Author: Carlo Pandian, SEO Account Executive at Tug
Search engine optimisation is an online marketing discipline that is strongly influenced by the Google algorithm. The algorithm is constantly evolving, in order to provide better results for users.
As users are more likely to click on natural results over a PPC advert, it makes sense to invest in SEO, alongside other online marketing disciplines, to ensure your business is maximising it’s potential to drive sales through all available channels.
SEO agencies are tasked with the challenge of optimising websites in order to drive visitors from search engines, to the key pages of a site.
What should you be asking your SEO agency in 2013?
Marketing managers must be fully aware that an SEO agency has the power to either skyrocket their sales, or penalise their sites forever. They also need to know that off-page SEO activities are having a huge impact on highly competitive markets, but can be expensive when respecting the latest Google guidelines.
There have been numerous conversations regarding "black hat" and "white hat" SEO. The former refers to adopting ‘quick win’ techniques, that can ultimately lead to Google penalising their site, while "white hat" means a more long-term approach on getting results -without taking advantage of faults in the algorithm.
The following are some useful points you may want to discuss with an SEO agency you are working with, or considering working with in the future:
On page optimisation
This practice is very important for the success of a website, and usually involves a recommendations document from the agency, analysing keywords, content and current coding elements to ensure the site is easily readable by the crawlers. As well as looking at what improvements can be made to the current site, you may want to ask your agency how you can get ahead of the competition by targeting non-competitive keywords, or by exploiting some of the latest Google innovations (Schema rich snippet). There may also be an opportunity to create new landing pages targeting specific keywords.
Agencies usually provide their clients with a regular report containing stats, considerations and activities performed. It is not useful to produce a report that doesn't provide any insights to the marketing manager. Raw data such as visits, bounce rate and page views must be supported with analysis, in order to focus on areas of intervention. There may also be some data that agencies don't usually provide, probably because they are not asked. Don’t be afraid to ask if you need more data. A good agency will help create a bespoke report around you and your needs.
Domain authority is a metric by SEOmoz that is a useful insight when looking at the quality of a site. It is much more accurate then the page rank, the Google owned metric.
‘Bounce rate’ is a percentage that describes how many users bounce from a page. When a page is well optimised, and providing the user with a good experience, the bounce rate should drop. However, there are exceptions of pages that should expect a high bounce rate. Make sure you ask your agency for guidance on what pages on your site you may experience this with. It is good to keep this metric visible on your monthly reports, to assess if interested visitors come to the site, but don’t use this as a standalone way of measuring the popularity of your site.

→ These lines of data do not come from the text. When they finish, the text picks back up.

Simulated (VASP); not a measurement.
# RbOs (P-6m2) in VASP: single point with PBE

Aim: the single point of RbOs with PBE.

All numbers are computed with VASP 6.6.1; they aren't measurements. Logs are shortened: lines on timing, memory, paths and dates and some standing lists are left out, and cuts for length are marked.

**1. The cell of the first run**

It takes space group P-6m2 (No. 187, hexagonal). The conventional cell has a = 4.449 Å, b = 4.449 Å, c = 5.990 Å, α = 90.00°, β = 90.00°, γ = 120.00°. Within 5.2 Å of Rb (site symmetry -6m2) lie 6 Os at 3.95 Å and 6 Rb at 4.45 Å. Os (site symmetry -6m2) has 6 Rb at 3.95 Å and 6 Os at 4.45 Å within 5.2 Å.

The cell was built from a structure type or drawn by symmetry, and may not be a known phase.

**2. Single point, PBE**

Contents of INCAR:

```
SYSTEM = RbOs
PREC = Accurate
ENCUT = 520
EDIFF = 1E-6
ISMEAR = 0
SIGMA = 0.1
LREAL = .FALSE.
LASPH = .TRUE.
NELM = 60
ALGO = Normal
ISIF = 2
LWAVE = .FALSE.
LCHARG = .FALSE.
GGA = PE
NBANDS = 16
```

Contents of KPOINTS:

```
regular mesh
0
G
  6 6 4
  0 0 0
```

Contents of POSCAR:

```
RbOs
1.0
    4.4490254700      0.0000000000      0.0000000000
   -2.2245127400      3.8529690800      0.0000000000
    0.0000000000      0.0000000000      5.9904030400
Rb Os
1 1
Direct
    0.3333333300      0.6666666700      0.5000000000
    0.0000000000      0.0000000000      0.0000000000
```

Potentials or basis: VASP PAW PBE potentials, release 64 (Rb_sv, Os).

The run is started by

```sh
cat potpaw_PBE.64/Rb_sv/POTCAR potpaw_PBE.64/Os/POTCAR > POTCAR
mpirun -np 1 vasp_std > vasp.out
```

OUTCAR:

In the last few years, marketing managers have focussed on new visits. This is because it is a commonly held thought that it is more difficult to acquire new customers than it is to retain old ones. You may want to set up related tracking system to assess this.
Ask your SEO company about how you can get the most from your reports, in order to allocate your budgets when most needed.
There's a slight confusion in the marketing industry about how SEO and Social work together. Marketing managers need to bear in mind that if their audience spend a considerable amount of time on social media networks, it is a good idea to be part of those platforms.
In particular, when looking for link building services, ask how the SEO team use social media, and for any creative ideas that can work together in increasing awareness of the brand, and number of natural links to the site.
Startups around the globe such as Million Dollar Shave and Adzuna are doing this very well and getting lots of links (still, arguably the key ranking factor in the Google algorithm) and social shares, via blogs and magazines.
Another important part is getting social platforms to integrate with your website. Naked Wine is an example of a site that’s able to doing this well, asking users opinions on the wine bought and using a wine related online community. If you like a type of wine, you can show this off to your friends on Facebook and may win new customers.
Thanks to cookies and analytics packages, marketing managers can easily measure the performance of their SEO campaigns. There are some grey areas that are harder to analyse, for example visitors coming from unbranded searches, and converting through branded searches. Google is also trying to hide a consistent part of the keywords driving traffic making it difficult to report.
Agencies need to have a full understanding about analytics solutions if marketing managers want to know how the website is performing. A good analytics package can also provide you with a better view on how different channels contribute to the overall sales figures.
This is a hot topic in 2013, in particular because it has been hailed as the holy grail to achieving top positions. It is also the most difficult strategy to get right.
So what should you be asking?
First of all, what type of link building techniques are they going to employ during the SEO campaign? Google asks for a variety of links pointing to your site, so you may want your agency to plan several activities ahead - from guest blogging to online PR (interviews and partnerships).
Question how these activities are performed, because if they are not done in the right way, they can actually lead to penalisations. Ask to your SEO agency to provide you with their link building guidelines and strategy.
At Tug, this is a priority for us. We are always working on establishing long term relationships with bloggers, influencers and online media outlets to promote our clients. We think that SEO metrics are important, together with improving brand awareness.
Search engine optimisation aims to help businesses meet their company objectives, in a world that is deeply influenced by technology. The first documented use of the term was by John Audette regarding his company Multimedia Marketing Group, as documented by a web page from the MMG site from August, 1997. Since then, the industry has changed greatly and we continue to see new tools and opportunities. Marketing managers are striving to understand a highly specialised and ever changing marketing discipline, but are looking to take this opportunity on board. Talking to your agency and choosing well known professionals is the key to getting your deserved online visibility in 2013.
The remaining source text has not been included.